I am willing to cede that simply button mashing will probably produce a binomial distribution, that is biased towards 'shorter' numbers (saying smaller numbers implies P(x=0) > P(x=9) which is trivially wrong).

I am willing to cede that if I use a single rule, and a finite symbol pool, then I can only represent a finite set of numbers (and the corrollary of "If I can represent it, I can choose it" is that "If I can't represent it I can't choose it") in a finite period of time.

I am, however, not yet willing to cede that given inifinitely many possible rules to choose from, each rule of finite length, and finite complexity, that I can not, by choosing the appropriate combination of rules and symbols, represent any finite natural number (...000001 is still finite, I can build to it in a finite number of steps, as I can any other natural number, trivial zero's or not, given sufficient time (which neccessarily implie that lifespan isn't a consideration)).

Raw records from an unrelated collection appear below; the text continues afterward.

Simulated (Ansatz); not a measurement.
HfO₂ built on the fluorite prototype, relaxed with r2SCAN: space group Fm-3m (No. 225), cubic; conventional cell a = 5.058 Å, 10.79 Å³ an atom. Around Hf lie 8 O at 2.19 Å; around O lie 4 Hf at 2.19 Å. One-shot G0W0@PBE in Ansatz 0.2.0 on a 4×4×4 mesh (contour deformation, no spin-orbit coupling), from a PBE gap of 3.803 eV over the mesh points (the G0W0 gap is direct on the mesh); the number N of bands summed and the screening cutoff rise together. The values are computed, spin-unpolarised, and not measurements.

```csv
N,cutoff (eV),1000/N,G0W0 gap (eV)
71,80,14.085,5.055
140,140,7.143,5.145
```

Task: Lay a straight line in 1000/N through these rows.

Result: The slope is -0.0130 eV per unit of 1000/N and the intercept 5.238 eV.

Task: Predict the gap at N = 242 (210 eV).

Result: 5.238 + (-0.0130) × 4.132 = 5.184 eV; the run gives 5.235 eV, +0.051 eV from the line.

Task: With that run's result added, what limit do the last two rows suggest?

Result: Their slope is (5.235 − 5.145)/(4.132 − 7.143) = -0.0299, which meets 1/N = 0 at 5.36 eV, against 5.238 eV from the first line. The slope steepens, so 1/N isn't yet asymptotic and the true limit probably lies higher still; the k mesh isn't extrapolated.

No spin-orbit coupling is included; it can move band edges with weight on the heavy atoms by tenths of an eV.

I accept that if this is the case, then I should be able to prove it by induction, however, at this point you must accept that as a Chemist who implicitely has at best dabbled in pure Maths (i've studied Calculas to First year level at University), perhaps I lack the tools to explore a proof by induction, or, alternatively I lack the 'imagination' to see how the tools I do have can be used to solve the problem. The corrolary of this is that surely if an idea is wrong, then should not those who have the ability to do so consider this a teaching exercise and attempt to do so? After all - Have I not proven that I am not a crank (If you still have doubts, poke your head into the chemistry forum), and that I have the capacity to learn (or at least try to). And if the idea is as 'obviously wrong' as it is claimed, then should it not be relatively trivial to offer a proof by contradiction that I'm wrong?